Stefanie linked to an excerpt from Barbara Ehrenreich's Bait and Switch late last month. What is it with corporate inspirational types and their references to horses? And why are there so many people in the business world desperate for their advice?
At any rate, Ehreneich's experience with a career coach reminded me of a terrible workshop I went to two or three years back:
So A., my co-worker, mentioned in passing awhile back that the workshop on self-discipline and emotional control sounded interesting, and C., our boss, thought it'd be good to get out of the library for awhile, so today was the day we spent at a Holiday Inn across town attending a workshop designed to make people want to buy life-enhancing books (successful people read one and a half hours per day, at least four books per month, we were told; losers watch three hours of TV per day) and videos and audiotapes (available for purchase at the back of the room).
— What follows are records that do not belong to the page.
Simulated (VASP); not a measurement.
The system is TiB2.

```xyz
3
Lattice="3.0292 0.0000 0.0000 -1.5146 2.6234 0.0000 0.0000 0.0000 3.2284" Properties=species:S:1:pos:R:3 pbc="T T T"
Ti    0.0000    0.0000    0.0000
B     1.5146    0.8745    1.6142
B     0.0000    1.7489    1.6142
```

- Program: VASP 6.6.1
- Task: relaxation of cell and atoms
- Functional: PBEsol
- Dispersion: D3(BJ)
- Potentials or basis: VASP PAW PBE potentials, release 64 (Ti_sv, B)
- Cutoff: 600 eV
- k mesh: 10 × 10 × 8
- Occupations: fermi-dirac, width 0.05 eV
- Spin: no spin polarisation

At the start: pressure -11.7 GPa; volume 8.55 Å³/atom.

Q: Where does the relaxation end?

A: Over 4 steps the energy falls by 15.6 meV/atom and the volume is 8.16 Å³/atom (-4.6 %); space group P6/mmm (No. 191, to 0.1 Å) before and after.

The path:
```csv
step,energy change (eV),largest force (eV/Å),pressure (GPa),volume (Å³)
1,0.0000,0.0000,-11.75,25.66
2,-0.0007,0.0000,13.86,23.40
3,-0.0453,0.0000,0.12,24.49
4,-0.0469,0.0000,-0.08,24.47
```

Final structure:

All of the morning stuff was the kind of stuff we lecture S. on all the time, so I was pretty bored, except for the fact that this program insisted on calling conscious thought the rider and the non-conscious part of the brain-- habit and emotions --the horse. The horse has magic saddle bags, since that's where all the auto-pilot stuff is stored! The horse almost always wins! The way the horse talks to you determines how you feel! We have to suffer the results of the lies our horses tell us!
The horse, I decided, must be Mr. Ed.
The afternoon was worse. We were supposed to train our horses to use an "awfulizing" scale. The scale had percentages based on the amount of physical harm we'd be willing to endure in order to keep bad events or people from upsetting us--ranged from small bumps and bruises to having all four limbs cut off. This was supposed to teach us how irrational thinking keeps us from keeping things in perspective, but I thought it was stupid and extreme and didn't assign percentages to anything, but some in the class said they were willing to endure having their dominant arm broken if the bad stuff would stop. I did share with A. that I'd broken my nondominant arm by falling off a horse when I was a kid, but A., Ms. Won't Even Tolerate Having a Papercut to Stop the Bad, said she was sure I was missing the point. C. was amusing herself by then by writing down the lyrics to "Horse With No Name."
I don't know if my self-esteem is too high or too low, but in any case, it wouldn't let me participate in the self-esteem exercise that consisted in moving miniature beer kegs along wires to demonstrate how much we believe significant others, co-workers, etc., care about us. Maybe I'd have felt more like doing the exercise if the horse hadn't gone awol all of a sudden, and the kegs could have been used for barrel racing.
The horse did come back for a demonstration on the wearing of blinders, and who knows what it did after the midafternoon break, because we were tired of writing silly notes in the back of the room by then and got the hell out of Dodge.
I don't think I'm cut out for self-improvement anyway. I mean, I'm sure it's okay for others, but if in the future I say neigh, it's because I'm okay with embracing my inner mule.